# bug proof led soffit lights



## tmessner (Apr 1, 2013)

I am looking for a 6" led surface mount for a soffit light with black trim. In the past I have had trouble with bugs getting through small openings into the lens area. I see that Nora has redesigned their NLOPACR6509T2440W to be better but it is not available in black. Any ideas that do not involve a paint can?


----------



## MikeFL (Apr 16, 2016)

so you want them sealed airtight?
maybe some hazardous location lights?
or marine environment?


----------



## joe-nwt (Mar 28, 2019)

tmessner said:


> I am looking for a 6" led surface mount for a soffit light with black trim. In the past I have had trouble with bugs getting through small openings into the lens area. I see that Nora has redesigned their NLOPACR6509T2440W to be better but it is not available in black. Any ideas that do not involve a paint can?

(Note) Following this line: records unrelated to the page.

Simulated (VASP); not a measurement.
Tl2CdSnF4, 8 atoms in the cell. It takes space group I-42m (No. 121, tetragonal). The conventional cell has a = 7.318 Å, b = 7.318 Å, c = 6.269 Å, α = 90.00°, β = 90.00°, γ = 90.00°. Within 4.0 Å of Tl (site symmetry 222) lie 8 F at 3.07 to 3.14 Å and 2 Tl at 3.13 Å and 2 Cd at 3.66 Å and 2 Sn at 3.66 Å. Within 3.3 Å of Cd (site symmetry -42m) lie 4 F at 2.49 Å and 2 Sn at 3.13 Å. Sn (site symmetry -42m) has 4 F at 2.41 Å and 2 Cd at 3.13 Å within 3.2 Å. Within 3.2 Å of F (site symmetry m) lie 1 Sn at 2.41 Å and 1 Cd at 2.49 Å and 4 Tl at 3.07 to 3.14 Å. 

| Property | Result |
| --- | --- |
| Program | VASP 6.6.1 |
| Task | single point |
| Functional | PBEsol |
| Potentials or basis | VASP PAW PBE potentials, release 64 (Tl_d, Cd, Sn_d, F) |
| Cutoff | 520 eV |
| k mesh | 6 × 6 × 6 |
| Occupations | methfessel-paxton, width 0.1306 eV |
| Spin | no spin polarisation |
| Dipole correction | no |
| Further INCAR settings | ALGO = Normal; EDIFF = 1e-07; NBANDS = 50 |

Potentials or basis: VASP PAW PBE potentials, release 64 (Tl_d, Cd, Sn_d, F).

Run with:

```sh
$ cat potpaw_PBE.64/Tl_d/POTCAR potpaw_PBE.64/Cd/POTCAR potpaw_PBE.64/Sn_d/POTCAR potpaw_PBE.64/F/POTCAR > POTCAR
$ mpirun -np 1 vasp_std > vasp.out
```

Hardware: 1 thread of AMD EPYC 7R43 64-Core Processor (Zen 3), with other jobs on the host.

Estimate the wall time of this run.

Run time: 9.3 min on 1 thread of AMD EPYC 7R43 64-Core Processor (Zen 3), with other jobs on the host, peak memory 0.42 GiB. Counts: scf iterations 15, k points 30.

Does it have to be surface mount for conduit entry? Otherwise, 6" wafer lights are available with black trim.


----------



## tmessner (Apr 1, 2013)

joe-nwt said:


> Does it have to be surface mount for conduit entry? Otherwise, 6" wafer lights are available with black trim.


It is already roughed in with 4/0 nail on ceiling boxes on the framing.


----------



## tmessner (Apr 1, 2013)

MikeFL said:


> so you want them sealed airtight?
> maybe some hazardous location lights?
> or marine environment?


No. just standard resi fixtures that will keep the bugs out.


----------



## wcord (Jan 23, 2011)

Ligtholier S5R is a sealed surface mount, but its only 5"


----------



## tmessner (Apr 1, 2013)

wcord said:


> Ligtholier S5R is a sealed surface mount, but its only 5"
> View attachment 151465


I will check it out. Thanks


----------



## MikeFL (Apr 16, 2016)

tmessner said:


> No. just standard resi fixtures that will keep the bugs out.


I was suggesting looking for lights made for those applications because they would be likely sealed tight.


----------